Monday, February 6, 2012
I am an Abolitionist
February 7, 2012 marks the 161st anniversary of the publication of the lyrics to William Lloyd Garrison’s “I am an Abolitionist” in his anti-slavery newspaper The Liberator. Although there had been anti-slave trade and anti-slavery meetings in Philadelphia as early as 1794, the abolitionist movement did not gain momentum until the 1830s.
William Lloyd Garrison, born in Newburyport, Massachusetts in 1805, was one of the leaders of the movement. He was originally involved in the temperance movement, and after meeting abolitionist Benjamin Lundy, Garrison shifted his focus to the immediate abolition of slavery. He promoted emancipation through “moral suasion,” which was nonviolent and nonpolitical resistance. The Liberator was published weekly from January 1831 until after the 13th Amendment was ratified in December of 1865. While considered an important abolitionist publication, the weekly newspaper ran largely at a financial deficit.

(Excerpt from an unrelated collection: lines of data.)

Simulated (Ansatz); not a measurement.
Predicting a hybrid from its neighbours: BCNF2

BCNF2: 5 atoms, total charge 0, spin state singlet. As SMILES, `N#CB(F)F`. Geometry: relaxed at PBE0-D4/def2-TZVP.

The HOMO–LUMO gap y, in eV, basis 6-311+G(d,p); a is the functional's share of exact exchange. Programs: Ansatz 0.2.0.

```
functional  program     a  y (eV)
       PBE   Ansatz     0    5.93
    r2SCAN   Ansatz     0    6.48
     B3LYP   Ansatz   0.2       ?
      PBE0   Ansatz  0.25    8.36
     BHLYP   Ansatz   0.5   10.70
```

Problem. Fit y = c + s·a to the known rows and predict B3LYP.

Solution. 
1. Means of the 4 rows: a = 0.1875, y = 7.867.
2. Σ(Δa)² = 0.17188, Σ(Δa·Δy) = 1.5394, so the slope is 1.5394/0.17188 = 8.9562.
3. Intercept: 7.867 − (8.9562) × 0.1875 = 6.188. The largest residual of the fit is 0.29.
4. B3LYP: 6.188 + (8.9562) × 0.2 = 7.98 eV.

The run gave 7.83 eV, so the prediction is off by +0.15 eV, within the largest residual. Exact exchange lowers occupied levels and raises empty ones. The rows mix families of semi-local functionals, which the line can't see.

Garrison, well-known for his oratory skills, helped to found the New England Anti-Slavery Society in 1832 at the African Meeting House on Beacon Hill. He was also a major force behind the American Anti-Slavery Society, formed in 1833 in Philadelphia, a hub of the anti-slavery Quaker religion.
The Museum of African American History held a rededication ceremony in December 2011 to celebrate the recently finished historic restoration and the 205th anniversary of the African Meeting House, which opened in 1806. The meeting house, the “oldest extant African American church building in the nation constructed primarily by free black artisans,” played host to several significant events during the abolitionist movement.
The State Library holdings relating to Garrison include original issues of The Liberator from August 1859 through December 1865, and microfilm of issues from February 1861 through the last issue on December 29, 1865. The State Library also holds pamphlets of Garrison and other abolitionists’ speeches, a memorial to William Lloyd Garrison printed by the city council in 1886, reprints of records of the New England Anti-Slavery Society as well as many books on abolitionism and the people who led the abolitionist movement.